Datalex now expects to report a loss before interest, tax, depreciation and amortisation of $2.9 million for last year, which marks an improvement from a $5.3 million loss for 2022, it said in a trading update. It added that 2023 was “a turnaround year for the global aviation industry”, and Datalex benefited as passenger traffic volumes further recovered and airlines continued to invest in their ecommerce technology.
“The group entered 2024 with a strong recurring revenue base and has a solid pipeline of growth that will be unlocked as new customers are activated further,” it said.
The company renewed contracts in 2023 with key existing customers JetBlue, Air China, Air Transat and Aer Lingus, and it signed new deals with LatAm Airlines and Air Macau.

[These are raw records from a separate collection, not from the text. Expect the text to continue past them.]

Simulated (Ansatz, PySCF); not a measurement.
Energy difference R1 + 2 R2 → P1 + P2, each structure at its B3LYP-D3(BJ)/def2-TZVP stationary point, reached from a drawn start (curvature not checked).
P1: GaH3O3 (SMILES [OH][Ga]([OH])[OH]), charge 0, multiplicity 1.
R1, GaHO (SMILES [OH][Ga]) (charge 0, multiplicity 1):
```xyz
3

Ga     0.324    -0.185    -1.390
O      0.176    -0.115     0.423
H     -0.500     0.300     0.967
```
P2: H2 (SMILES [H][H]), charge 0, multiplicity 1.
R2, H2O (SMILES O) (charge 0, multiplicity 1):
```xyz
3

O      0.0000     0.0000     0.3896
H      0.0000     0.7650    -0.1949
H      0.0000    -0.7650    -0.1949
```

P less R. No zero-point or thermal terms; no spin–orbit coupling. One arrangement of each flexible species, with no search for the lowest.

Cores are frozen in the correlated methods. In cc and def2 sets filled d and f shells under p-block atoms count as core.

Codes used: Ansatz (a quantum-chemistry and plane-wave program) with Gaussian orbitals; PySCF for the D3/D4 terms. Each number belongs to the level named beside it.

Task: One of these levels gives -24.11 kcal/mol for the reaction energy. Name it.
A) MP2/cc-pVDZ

“As go-live milestones are achieved, higher margin platform revenue is expected to materially drive revenue growth, with expectations that this will be most pronounced commencing in 2025,” the company, which has been led since November by chief executive Jonathan Rockett, said.
“We are currently reviewing our longer-term strategy and how we can maximise long-term value creation for our customers and shareholders. A key focus for the group is to ensure that we continue to prioritise operational excellence across all areas of our business. Efficiency and productivity will be important to achieve our goal of improving bottom line performance in addition to top line revenue growth.”
The company’s cash at the end of last year totalled $5.8 million, down from $6.5 million in December 2022.
Datalex owed €13 million to its main shareholder Dermot Desmond’s Tireragh vehicle as of September and faces having to raise alternative funding this year to refinance those high-cost loans – which carry a rate of 18 per cent – before they mature in December. The company had looked last year at carrying out an equity raise, but decided to hold back because of its depressed share price.